State of Troubles
PRESIDENT BUSH offered the usual assurances last night about the healthy state of the union, but the state of his presidency has never been worse. He faces a Democratic majority in both chambers of Congress and a public increasingly unhappy about the war in Iraq and disenchanted with his leadership. By the time he delivers next year's State of the Union address, the primaries will be underway, and Mr. Bush's relevance will be fading. If he is to have a final chance to shape policy, this is it.
For that reason, Mr. Bush was probably right to save discussion of foreign policy for the second half of last night's speech. At this point, there isn't much he can do to convince skeptics in Congress or the public about the correctness of his approach in Iraq; the time to craft a policy with more public support and bipartisan agreement passed with Mr. Bush's speech two weeks ago. Mr. Bush's goal last night was not so much to argue anew for the troop increase but to drive home the point that the "consequences of failure would be grievous and far reaching." On this, Mr. Bush is assuredly correct.
There are more opportunities for bipartisan cooperation domestically, but here what was most significant -- and disappointing -- was what Mr. Bush left off his agenda. Once again, he did not offer a sustained and broad-scale effort to address climate change, instead choosing to treat progress on the issue as just a fortuitous byproduct of his effort to cut gasoline consumption. Similarly, Mr. Bush -- having tried and failed to reform Social Security, having promised a commission on entitlements in last year's State of the Union that he never managed to convene -- referred only briefly, and without specifics, to the need to tackle the coming explosion in entitlement spending. And at a time when the country could benefit from a serious discussion of the importance of free trade and the parallel need to mitigate the disruptions of globalization, Mr. Bush referred just glancingly to trade.
Mr. Bush concentrated his pitch on four domestic areas: energy, health care, immigration reform and reauthorization of his signature education measure, the No Child Left Behind Act. He called for reducing gasoline consumption by 20 percent in the next decade, in part by adopting new fuel economy standards but mostly through increased reliance on alternative fuels. These initiatives are attractive, but it's not clear that the president's ambitious plan -- he'd increase alternative fuel use from the current 4 billion gallons per year to 35 billion by 2017 -- is feasible.
On health care, Mr. Bush would cap the currently unlimited tax deduction for employer-sponsored health insurance; he'd replace that with a standard deduction -- $15,000 for a family policy -- available for all insurance, whether offered by employers or bought privately. This would improve progressivity and fairness, and help contain health-care costs. As written, the proposal has flaws, but those can be addressed -- if Democrats are willing to do more than hurl criticism.

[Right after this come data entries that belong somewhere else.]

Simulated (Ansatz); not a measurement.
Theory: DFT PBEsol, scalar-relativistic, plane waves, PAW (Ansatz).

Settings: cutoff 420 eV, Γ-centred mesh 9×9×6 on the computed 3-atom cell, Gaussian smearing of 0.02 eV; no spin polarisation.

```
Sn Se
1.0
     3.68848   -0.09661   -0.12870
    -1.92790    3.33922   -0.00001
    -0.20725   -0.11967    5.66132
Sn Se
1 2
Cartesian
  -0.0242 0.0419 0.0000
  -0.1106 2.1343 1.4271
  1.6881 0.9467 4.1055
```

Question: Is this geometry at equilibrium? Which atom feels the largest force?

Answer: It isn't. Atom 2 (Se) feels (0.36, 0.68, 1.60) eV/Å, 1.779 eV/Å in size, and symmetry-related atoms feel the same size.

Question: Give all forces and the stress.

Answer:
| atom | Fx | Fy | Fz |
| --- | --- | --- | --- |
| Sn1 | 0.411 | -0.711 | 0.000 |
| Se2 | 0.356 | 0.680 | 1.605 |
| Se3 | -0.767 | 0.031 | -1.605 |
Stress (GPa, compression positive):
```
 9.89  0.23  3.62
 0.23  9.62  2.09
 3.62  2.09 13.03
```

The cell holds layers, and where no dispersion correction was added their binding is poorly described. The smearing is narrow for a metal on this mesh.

"Our citizens don't much care which side of the aisle we sit on -- as long as we are willing to cross that aisle when there is work to be done," Mr. Bush said last night. He missed key opportunities to put forward areas for such cooperation -- and in the past six years, he's done much to persuade Democrats that they have little to gain from partnership. Nonetheless, in the new political order that will dominate the final two years of the Bush presidency, it may be in the Democrats' interest as well as the nation's to seek bipartisan accomplishment. On energy, health care, education and immigration, Mr. Bush last night offered at least a reasonable basis for further discussion. Congress should engage, not reflexively dismiss.